Thanks for your comment. I don't seem to appreciate the philosophical aspects as much as others.

The idea isn’t about that quality is important though. It is that, even though people feel it is important, no one has been able to rationalize it or measure it. And that sometimes we act and talk as if we can.

I’m not sure why you keep denigrating it as a couch philosophy. Just curious, are you doing that because you have worked through philosophies from academia or the classics?


I agree. I am also not cut out to be a philosopher.

I don't agree with that at all. Philosophy should and can be held to the same rigor as science, i.e., objectivity.

My experience with philosophy was a mixture of half-baked history and distracting discussions that aren't useful.

I think you're right about the whole of her philosophy. I think she has a firm grasp of epistemology, but fails to lay out a well reasoned metaphysical and ethical philosophy.

I don't know why you'd think that.

My point is, why believe that philosophy has merit, or that you'd be able to distinguish the good parts from the bad parts? (And if you are able to distinguish good from bad philosophy, why would you need an existing religion as a starting point?)

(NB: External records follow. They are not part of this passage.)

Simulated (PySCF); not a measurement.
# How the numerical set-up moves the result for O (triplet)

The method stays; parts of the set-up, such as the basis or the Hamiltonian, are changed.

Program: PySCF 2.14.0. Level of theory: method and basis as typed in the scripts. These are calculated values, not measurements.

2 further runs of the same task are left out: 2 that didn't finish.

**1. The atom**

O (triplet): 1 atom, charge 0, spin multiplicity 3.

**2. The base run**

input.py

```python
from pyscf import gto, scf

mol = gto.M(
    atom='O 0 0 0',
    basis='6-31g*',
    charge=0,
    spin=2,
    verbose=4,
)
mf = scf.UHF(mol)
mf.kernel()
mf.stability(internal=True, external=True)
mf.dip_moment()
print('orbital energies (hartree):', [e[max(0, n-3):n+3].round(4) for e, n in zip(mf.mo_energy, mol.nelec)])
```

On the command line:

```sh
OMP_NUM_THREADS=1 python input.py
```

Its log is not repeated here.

Good point, I'm basing my rejection on my repulsive feeling. I'm not familiar with philosophy but I'm sure there are philosophers that have built up arguments on why a life based on seeking truth and logic is worthwhile.

I must disagree with almost everything.

> Reality is subjective and so should philosophy be.

There is no reason to believe reality is subjective. If it was, why would you appeal to a shared, objective reality to convince us otherwise? Even if it was, that still wouldn't mean that philosophy "should" be. Declaring what something "is" doesn't show you how it "ought" to be.

> Nobody knows what is going on here and anyone that thinks they do is lying.

Of course nobody has a perfect knowledge of it all, so lets not pretend this is an "all or nothing" deal. There are an awfully lot of well informed people who have learned quite a bit about the human experience, better and worse ways of navigating through life, and take great pleasure in sharing that hard-earned knowledge.

> What is right for me may not be right for you. Learn what is right for you through trial and error.

You mean you like vanilla and I like chocolate, right? Or do you mean to say for one person it can be legitimately "right" to exploit others (emotionally, economically, whatever) so long as their experiences affirm it to them?

> Failure is the best teacher to find out something will not work.

No, finding and learning from good teachers (and/or those who already made some mistakes) are the best teachers. Failure is necessary, as there is no trying without failure, but it is not inherently a superior model for learning.

> Nobody should follow anyone else. You should be the leader of your own life as it is your experience.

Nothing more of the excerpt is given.